“Love.Me” by Nicola Schito

“Love.Me” by Nicola Schito

“Love.Me” is a film that we wish would never end. Because the narrative has an incredible value, because the aesthetic structure is wonderful and the story extremely powerful and original.
But there is perhaps something more behind that should be studied. If it is true that the best films seem to be of extraordinary simplicity, it is necessary to open a gash in beauty to get to the truth. And probably the same concept seems to apply to Harumi, the beautiful protagonist of this film, in search of love, or its real meaning. What she will encounter in her path is a tender and desperate degeneration of attraction, inevitably linked to violence. With a “futuristic” leap forward, Nicola Schito actually returns to a primordial dualism, which takes root in the origins of humanity. Love and violence, attraction and aggression, blood and flesh. Starting from the screenplay, solid and very deep, sensitive to the nuances of language, the film develops in a continuous contraction and expansion of spaces and times. The film therefore reaches its shocking end in a blink of an eye, and what remains is a sense of deep empathy towards the character and towards the reality that we know too well. The camera divides the space into paintings, and at times blends with the meat, other times it distances it to give breath to the image.

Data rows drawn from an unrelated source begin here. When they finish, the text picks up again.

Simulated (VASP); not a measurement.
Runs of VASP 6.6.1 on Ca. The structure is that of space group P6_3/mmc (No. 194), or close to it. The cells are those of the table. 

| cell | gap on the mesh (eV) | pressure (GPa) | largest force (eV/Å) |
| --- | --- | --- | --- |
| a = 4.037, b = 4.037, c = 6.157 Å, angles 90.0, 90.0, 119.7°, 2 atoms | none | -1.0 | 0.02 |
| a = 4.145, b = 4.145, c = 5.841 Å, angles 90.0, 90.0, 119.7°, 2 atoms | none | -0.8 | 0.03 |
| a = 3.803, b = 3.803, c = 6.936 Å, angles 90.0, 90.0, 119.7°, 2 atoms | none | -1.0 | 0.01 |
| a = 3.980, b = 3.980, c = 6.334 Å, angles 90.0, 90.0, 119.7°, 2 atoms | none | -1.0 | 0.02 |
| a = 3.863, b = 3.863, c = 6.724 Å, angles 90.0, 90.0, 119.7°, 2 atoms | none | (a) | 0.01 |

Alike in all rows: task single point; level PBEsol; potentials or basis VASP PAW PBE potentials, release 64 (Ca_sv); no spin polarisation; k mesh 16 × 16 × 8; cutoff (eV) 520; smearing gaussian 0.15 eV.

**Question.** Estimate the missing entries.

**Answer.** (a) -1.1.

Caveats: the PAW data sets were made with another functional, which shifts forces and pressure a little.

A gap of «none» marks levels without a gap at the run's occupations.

Behind Schito’s gaze there is a great maturity and the choice of meaning behind the mise en scène is evident: it is impossible to reduce it to pure cinematographic grammar.
“Love.Me” alternates narration with moments of suspension that seem to lead aesthetics towards a transcendence of narration, in pure visual experimentation.
The same strong artistic identity of the author is evident in cinematography. Lights with soft and warm tones that seem to fade the gradations of the skin towards every corner of the frame are opposed to diametrically opposite choices. Nicola Schito’s film manages to carry on a strong and fascinating idea with a very extensive cinematographic sensitivity, capable of extending to each technical department and joining the parts in a single great film show, or perhaps, we could say, a single “body “.

A praise to the talented lead actress.